Workflows got the same treatment. I adapted three process skills (brainstorming, systematic debugging, writing plans) from obra/superpowers, a set of skills to enforce a standard software development workflow. pi’s skill system is just markdown injected into the prompt, so I stripped these to their essential instructions with no dependency on each other, and turned them off by default instead of always-loaded. They get invoked manually when a task actually calls for that workflow. The superpowers repo has a dozen skills; I use three, trimmed, and the other nine simply aren’t in my prompt, same logic as the MCP servers I don’t load at startup.

The numbers

Bare pi: under 1,000 tokens. My cold start with everything installed: roughly 11,370. That gap is entirely self-inflicted, six packages and several skills, all loaded whether or not a given session touches a browser, a fork, or a goal tracker.

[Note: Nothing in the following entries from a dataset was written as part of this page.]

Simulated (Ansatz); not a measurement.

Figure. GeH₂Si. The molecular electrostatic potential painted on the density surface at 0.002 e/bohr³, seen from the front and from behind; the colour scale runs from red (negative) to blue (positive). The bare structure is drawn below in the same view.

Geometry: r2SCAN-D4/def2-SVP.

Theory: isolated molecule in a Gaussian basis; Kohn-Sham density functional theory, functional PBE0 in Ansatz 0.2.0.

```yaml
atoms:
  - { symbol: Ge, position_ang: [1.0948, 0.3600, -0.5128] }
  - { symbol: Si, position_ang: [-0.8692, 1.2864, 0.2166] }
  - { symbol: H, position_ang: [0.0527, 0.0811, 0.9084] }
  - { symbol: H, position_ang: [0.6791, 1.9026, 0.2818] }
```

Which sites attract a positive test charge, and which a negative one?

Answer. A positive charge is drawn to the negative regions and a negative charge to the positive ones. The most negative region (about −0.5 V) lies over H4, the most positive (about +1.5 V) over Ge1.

I didn’t want to uninstall anything, but I did want to stop paying for tools sitting idle. So I had pi build a lazy-loading extension, ~/.pi/agent/extensions/lazy-tools.ts, that makes the heaviest tools opt-in instead of default-on: fork, agent_browser, and the three pi-codex-goal tools (create_goal, get_goal, update_goal). Together they account for most of the gap between pi’s 1,000-token floor and my 11,370-token cold start. The extension does six things:

A session_start hook diffs the active tool list against that heavy list and strips matches before the first prompt is assembled, so the leaner prompt is what the model sees from turn one, not something patched in after the fact.
A lightweight enable_tool gateway, roughly 100 tokens, stays registered so the model always has a way to ask for more. Its parameter schema is a union over the three nicknames (fork, browser, goals), which map to one or several actual tool names. Enabling goals, for instance, restores all three goal tools at once. Ask for a nickname that doesn’t exist and it hands back the real list of options instead of a dead end.
Slash commands for me (/enable fork, /enable browser, /disable all) to load a tool ahead of time when I already know a session will need it, or to tear everything back down mid-session once I’m done with it.

The session-start hook is the core of it:

const HEAVY: Record<string, string[]> = {
  fork: ['fork'],
  browser: ['agent_browser'],
  goals: ['create_goal', 'get_goal', 'update_goal'],
}

pi.on('session_start', async (_event, ctx) => {
  const active = pi.getActiveTools()
  const lean = active.filter(t => !Object.values(HEAVY).flat().includes(t))
  if (lean.length < active.length) {
    pi.setActiveTools(lean)
  }
})

Enabling a heavy tool only affects the session you enabled it in. The next fresh session starts stripped again. That’s the point, not a gap to patch.

A fresh session that might need forking later but doesn’t yet now starts around 4,350 tokens instead of 11,370, a 62% cut. That’s still more than four times pi’s own floor, because Hypa, web access, and observational memory stay active by default and I’m fine paying for those every session. Enabling a heavy tool costs for the rest of that session only.

Being intentional

pi starting under 1,000 tokens doesn’t mean much if I spend the next six months undoing it one package at a time. The lazy loader is a fix for how I use pi, not for pi itself, and it’s the same discipline that OpenCode never forced on me at 15,000 tokens. Less scaffolding riding along by default, more room left for the part of the context that’s actually about the problem in front of me.